Time to dream…
Careful what you wish for…it might not fit. At age twelve, I wished I could hang-glide and skateboard. Knowing Mom/Dad wouldn’t go for the hang-gliding, crashing-into-a-mountain idea, a new skateboard topped my Christmas list.
Dad’s portable radio was set on the twenty-four hours of uninterrupted Christmas music channel. Jingle bells danced in my head. But it wasn’t music keeping me awake—just the hopeful sound of wrapping paper crunching and possibly wheels turning on a new skateboard. My dream present.
As soon as the slightest sliver of orange lined the horizon, I darted to my sister’s bedside. “Wake up, Laur! It’s Christmas!” She popped out of bed like our old Jack in the box—fast with a bit of morning squeak to her voice.
“Let’s wake ‘em! I hope I get a baton.”
The scent of candy canes and steaming coffee smelled like Christmas, like I might get that skateboard.
I opened colorful sweaters, a pair of earrings, and an art kit, but no big rectangles.
Then mom hinted, “I think you both have one more gift hidden in this room.” With our hope rekindled, we dashed around the living room until we found our gifts. Laurie twirled her new baton, and I skated down the hall on my new skateboard. We declared this the best Christmas ever.
Time to learn…
In 1980, skate parks weren’t everywhere; Dad found one forty-five minutes away and signed me up for lessons. He warned me the place might be intimidating.

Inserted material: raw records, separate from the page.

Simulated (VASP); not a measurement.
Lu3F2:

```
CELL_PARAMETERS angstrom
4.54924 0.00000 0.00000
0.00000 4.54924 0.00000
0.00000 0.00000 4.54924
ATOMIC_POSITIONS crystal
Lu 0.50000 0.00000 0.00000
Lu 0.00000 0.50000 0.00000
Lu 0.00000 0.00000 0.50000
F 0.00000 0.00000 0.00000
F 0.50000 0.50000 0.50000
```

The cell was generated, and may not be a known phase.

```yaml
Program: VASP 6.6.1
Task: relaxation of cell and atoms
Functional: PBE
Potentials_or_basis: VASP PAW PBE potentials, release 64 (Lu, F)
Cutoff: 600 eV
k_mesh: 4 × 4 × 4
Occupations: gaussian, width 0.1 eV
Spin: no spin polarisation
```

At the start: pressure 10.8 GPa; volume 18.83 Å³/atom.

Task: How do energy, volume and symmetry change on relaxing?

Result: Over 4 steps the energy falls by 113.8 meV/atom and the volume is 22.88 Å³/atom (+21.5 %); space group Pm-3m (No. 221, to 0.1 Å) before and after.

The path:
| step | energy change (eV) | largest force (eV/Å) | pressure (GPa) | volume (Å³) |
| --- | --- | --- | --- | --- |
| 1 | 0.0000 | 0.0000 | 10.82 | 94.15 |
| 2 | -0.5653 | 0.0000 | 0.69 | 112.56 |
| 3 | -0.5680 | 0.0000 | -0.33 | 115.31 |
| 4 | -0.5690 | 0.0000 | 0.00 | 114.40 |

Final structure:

The skatepark smelled like old tires and grilled hot dogs. I don’t know what I expected at a skatepark—girls wearing tutus? This was a boy’s playground--boys in band t-shirts and jeans. We were early, so I watched the kids skate up the ramp, twist and turn, and zoom back into it. I wanted to do that. It looked easy and scary…like the high diving board that didn’t look too high until I stood overlooking the water and shivering in my bikini.
The skate park sounded like a thunderstorm during a concert. Dad looked at me with his mouth moving. “What?”
I nodded yes, the wrong answer.
The instructor, Matt, about eighteen, squeezed a tight helmet on my head. I felt like a pre-school student on her first day. His wavy black hair skimmed his shoulders. Dark eyes. Cute smile. And he could skate. I was sure I was ready for the big ramp, but Matt brought me to the mini-ramp, the bunny slope of the skate park. I stepped on my board, ready to push up the incline…
He smiled or was it a smirk? “So you’re goofy footed?”
“I’m what?” Aside from red as a radish, did I look as silly as a cartoon?
“You start with your right foot forward.”
“Oh, yeah, I do have goofy feet.” I knew that.
He laughed. I melted like a shrinky-dink.
“So what do you want to learn? How to drop into the half-pipe? Kick-turn or do a fakie?”
I stared at him. Totally blank. Do skaters speak another language? “I want to skate on that ramp and learn how to turn.”
“It’s called the half-pipe; and you kick-turn like that guy’s doing. Watch him. Or do a fakie, switching lead foot without a turn.”
He demonstrated a kick-turn a few times and left me to practice. So I practiced and fell, practiced and fell, practiced and fell, while Matt talked with the only other girl there, the cute redhead selling hotdogs.
Where were all the beginners? Am I the only one with a sore bottom? Are they all born with the ability to kick-turn? Where are the girls? The expression “fish out of water” came to mind. I wanted to turn around and swim back to my little pond, practice skating down my driveway with only my cat to watch me fall.
Time for truth…
I’d like to tell you I met the challenge, stuck it out, was the first girl to skate the half-pipe; I broke my arm, but didn’t give up, so you could cheer: “Good for her.” And cry tears of joy. But the truth is I quit, said: “No way am I going back there. Please don’t make me.”
Thank God I have a nice daddy who didn’t want me to break any bones; he was happy to hammer two nails in the garage to hang my pretty skateboard right next to the pogo-stick I got last Christmas.
Time for a new dream.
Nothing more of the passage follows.